I have 1.5lbs of prickly pears and want to make a 2gal all grain batch from them.

My question is how should I add the prickly pears?

Should I smash them and only add the juice?

or maybe

Cut off the skin and add them in secondary?

  • I ended up putting them in at the end of boil, and all I did to them was cut off the skin. The beer ended up being VERY tart. So much so that is must be drank extremely slowly as if I was drinking a liquor on the rocks. Commented Feb 8, 2012 at 20:52

3 Answers 3


Not having done this, I can only offer my thoughts and opinions on the subject. I would probably juice and add the juice to the boil (probably as late as possible to pasteurize/sterilize without driving off all volatiles. You'll want to figure the volume and sugar content of juice to add and what your gravity needs to be pre-boil to hit your final post boil volume.

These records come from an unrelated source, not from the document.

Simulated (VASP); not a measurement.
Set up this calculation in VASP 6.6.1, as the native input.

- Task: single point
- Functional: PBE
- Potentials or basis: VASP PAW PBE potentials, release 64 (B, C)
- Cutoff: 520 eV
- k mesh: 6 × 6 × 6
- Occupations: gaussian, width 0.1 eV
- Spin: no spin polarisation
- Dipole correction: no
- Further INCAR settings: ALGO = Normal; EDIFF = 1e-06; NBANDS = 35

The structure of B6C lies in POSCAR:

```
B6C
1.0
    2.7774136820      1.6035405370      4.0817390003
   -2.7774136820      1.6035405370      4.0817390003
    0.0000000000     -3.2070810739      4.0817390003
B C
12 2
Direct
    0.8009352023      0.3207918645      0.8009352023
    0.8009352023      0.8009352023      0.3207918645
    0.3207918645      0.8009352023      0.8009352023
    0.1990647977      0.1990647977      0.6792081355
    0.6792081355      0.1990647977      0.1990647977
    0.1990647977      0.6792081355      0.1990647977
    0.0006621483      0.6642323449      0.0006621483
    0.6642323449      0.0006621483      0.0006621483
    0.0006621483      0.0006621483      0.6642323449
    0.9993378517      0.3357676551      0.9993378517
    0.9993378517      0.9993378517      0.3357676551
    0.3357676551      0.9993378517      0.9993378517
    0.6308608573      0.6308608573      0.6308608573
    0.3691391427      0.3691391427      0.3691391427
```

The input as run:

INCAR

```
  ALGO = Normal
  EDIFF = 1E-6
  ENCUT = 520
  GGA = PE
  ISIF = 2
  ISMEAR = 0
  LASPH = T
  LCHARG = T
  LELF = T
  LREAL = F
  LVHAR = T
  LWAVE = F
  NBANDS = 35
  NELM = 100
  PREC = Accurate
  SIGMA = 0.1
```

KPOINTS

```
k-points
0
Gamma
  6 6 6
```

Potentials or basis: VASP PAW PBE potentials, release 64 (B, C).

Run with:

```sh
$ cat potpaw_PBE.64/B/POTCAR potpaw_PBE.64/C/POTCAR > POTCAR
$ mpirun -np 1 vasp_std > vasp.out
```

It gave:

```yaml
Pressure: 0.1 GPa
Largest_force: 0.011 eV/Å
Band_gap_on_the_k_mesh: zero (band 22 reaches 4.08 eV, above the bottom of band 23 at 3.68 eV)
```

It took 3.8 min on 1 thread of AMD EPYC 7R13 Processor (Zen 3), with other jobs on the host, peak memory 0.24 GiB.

I expect that you'll have a large than normal volume of trub at the bottom of the fermenter after primary so you may want to shoot for a slightly higher initial volume to combat losses in the trub.

  • Good advice. I did not even think about the extras after fermenting. Commented Dec 13, 2011 at 17:16

I wouldn't boil them if you like the aroma.

If your adding them to beer:

You should mash them up and add them (with juice) at flame out, whirlpool/sit for a few minutes to pasteurize. I would put the solids in a muslin bag for easy extraction. You can experiment from there, maybe even "dry pear" the finished beer:D I would keep the hops light until you know how this tastes.

If your just making a wine: I would mash them up with a potato masher and fill with water to desired quantity. Then hit it with campden. You should add sugar/honey/etc to hit the appropriate OG. I would put the solids in a bag and remove after fermentation is complete. Make sure to use a yeast nutrient if your not adding malt.

Let us know how this works out!

  • Yeah I put them in right at the end of the boil, only had .3 oz of hops for a 2.5 gallon batch and mashed the pears up a bit before adding but I left the entire pears in the fermenter. It fermented well for about 3-4 days and now is just waiting to be bottled in another week. Commented Dec 20, 2011 at 14:33

I am currently doing my own experiment with prickly pear. I tossed the whole fruits in a blender, strained through a sieve, then strained through a clean t-shirt. This provided me with about a quart of drinkable juice (you are right about it being tart, though) which I froze in ice cube trays. I did this because I wasn't sure if i was going to be able to do some homebrewing or if I should just preserve the juice for drinking/baking. But then I found some preservative free cider and I am gonna go for it. Since i froze the juice, i don't have to worry about sanitizing with heat. I am planning on doing primary fermentation of the cider only (with yeast nutrient and energizer) and then I plan to add the thawed juice as part of secondary fermentation. That way, I hope to maximize the taste and aroma from the prickly pears while minimizing the mess (and the possibility of setting the pectin).